Buy local. It’s a slogan usually reserved for selling food or crafts. But for more than three decades, 1 million natural gas customers in Idaho, Utah and southwestern Wyoming have been doing just that.
The arrangement is a hallmark of Questar Corp., a Salt Lake City-based gas utility. Roughly 65 percent of the gas it supplies is drilled and pumped by its subsidiary, Wexpro, in the high desert of western Wyoming and northern Utah. And by many accounts, the deal has been a successful one for both consumers and the company. When Questar went to renew the arrangement in 2012, it was approved by state regulators.
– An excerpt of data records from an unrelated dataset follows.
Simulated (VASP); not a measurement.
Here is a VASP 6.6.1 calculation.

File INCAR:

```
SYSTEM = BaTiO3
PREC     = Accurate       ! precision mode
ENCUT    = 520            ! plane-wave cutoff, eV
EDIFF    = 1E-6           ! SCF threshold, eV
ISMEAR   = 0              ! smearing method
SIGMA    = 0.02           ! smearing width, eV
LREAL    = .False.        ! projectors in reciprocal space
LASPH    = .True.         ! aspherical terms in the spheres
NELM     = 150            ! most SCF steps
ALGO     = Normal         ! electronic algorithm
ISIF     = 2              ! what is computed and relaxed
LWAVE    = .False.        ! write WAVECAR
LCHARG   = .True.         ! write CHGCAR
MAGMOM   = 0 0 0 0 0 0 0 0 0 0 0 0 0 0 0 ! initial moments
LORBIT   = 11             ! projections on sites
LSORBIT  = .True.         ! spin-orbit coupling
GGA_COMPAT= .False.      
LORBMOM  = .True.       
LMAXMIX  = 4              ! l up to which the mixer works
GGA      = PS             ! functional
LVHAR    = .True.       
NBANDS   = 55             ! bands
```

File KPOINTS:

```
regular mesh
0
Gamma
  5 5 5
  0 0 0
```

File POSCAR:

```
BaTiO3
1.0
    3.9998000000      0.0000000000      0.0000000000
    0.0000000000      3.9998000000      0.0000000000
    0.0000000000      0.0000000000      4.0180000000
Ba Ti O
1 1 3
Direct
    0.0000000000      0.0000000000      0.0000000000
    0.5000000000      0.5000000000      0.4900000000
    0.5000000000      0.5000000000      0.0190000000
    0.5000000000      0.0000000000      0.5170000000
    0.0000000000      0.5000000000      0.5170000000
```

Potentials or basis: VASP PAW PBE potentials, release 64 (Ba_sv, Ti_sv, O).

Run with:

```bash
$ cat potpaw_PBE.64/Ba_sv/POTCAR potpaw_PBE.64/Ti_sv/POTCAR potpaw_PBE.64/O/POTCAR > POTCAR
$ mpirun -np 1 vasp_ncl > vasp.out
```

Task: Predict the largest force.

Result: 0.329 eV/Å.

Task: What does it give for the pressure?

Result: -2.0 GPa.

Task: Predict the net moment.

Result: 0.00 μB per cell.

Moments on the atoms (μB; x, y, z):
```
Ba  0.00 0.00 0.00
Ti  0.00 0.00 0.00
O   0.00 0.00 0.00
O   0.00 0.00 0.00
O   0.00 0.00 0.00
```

Two recent developments could alter the equation, however. Dominion Resources Inc., a Richmond, Virginia-based utility, has proposed buying Questar for $4.4 billion, prompting questions of whether it would continue to operate Wexpro. The acquisition still has to be approved by state regulators.
And now a second Cowboy State utility, Black Hills Corp., wants its own gas-supply program. Regulators have long looked favorably on Questar’s arrangement with Wexpro, but some are raising questions over whether Black Hills’ proposal will provide the same benefit to its consumers. The South Dakota-based utility, which recently completed the acquisition of rival SourceGas, now serves 65 percent of Wyoming natural gas consumers.
Industry experts have a term for utilities that own a regulated gas supply. They call it cost-of-service gas.
Most natural gas exploration and production companies sell on the spot market — where trades are made daily — or through long-term contracts. Cost-of-service companies like Wexpro are different. They are regulated, in Wexpro’s case by officials in Wyoming and Utah. And the bargain essentially comes down to this: If it is cheaper to drill gas and provide it to Questar, Wexpro drills. If it’s cheaper for Questar to buy gas elsewhere, Questar buys gas elsewhere.
The utility gets a guaranteed return on investment, up to 20 percent on drilling costs and 8 percent on the cost of acquiring properties. Consumers get a steady supply of cheap gas. If Wexpro makes too much money, Questar is required to send it back to customers.
One of the big questions financial analysts had when Dominion executives announced the Questar acquisition last month was what they were going to do with Wexpro. It’s not an immaterial question for Wyomingites, either. More than 140 people worked for Wexpro as of the end of 2015.
Dominion Chairman and CEO Thomas F. Farrell responded like this: “We’re not going to be going off into the (exploration and production) business. We’ll maintain – it’s our view the Wexpro business needs to be maintained for the benefit of the customers of Questar.”
But that’s only half the story. The Black Hills Corp. proposal for a similar arrangement may not offer the same benefit to ratepayers, said Bryce Freeman, administrator of the Office of Consumer Advocate.
Questar’s agreement requires the company to buy gas when it’s cheaper to do so. Black Hills’ proposal is more akin to an accelerated drilling strategy, he said, one that would secure a locked-in rate of return for the Rapid City-based utility’s currently unregulated oil and gas subsidiary, Black Hills Exploration and Production.
Put differently, Black Hills Exploration and Production is now subject to a natural gas market experiencing its lowest prices in 17 years. The utility would rather get a regulated rate of return. At least, that is how Freeman sees it.
“They have labeled this thing a hedging program,” he said. “But a true hedging program would be to leave the gas in the ground until it’s more expensive to buy it on the market.”
Black Hills, naturally, sees things differently. Their argument boils down to this: Natural gas prices are low, which means the company can now lock in future reserves for cheap.
Estimates submitted by the company to state regulators predict natural gas prices will rise from $3.54 per million British Thermal Unit this year to as much as $10.43 in 2035. By comparison, natural gas futures were trading at $1.69 on the New York Stock Exchange Friday.
“Black Hills continues to support its proposed program to provide long-term stability for natural gas costs for its customers,” Sharon Fain, a spokeswoman for the utility, wrote in an email to the Star-Tribune.
Black Hills’ 2015 financial filing provides further details. It notes the company is assessing its operations in Colorado’s Piceance Basin, which accounts for 50 percent of its oil and gas reserves, for inclusion in a cost-of-service program. Roughly 25 percent of the utility’s reserves are based in Wyoming’s Powder River Basin.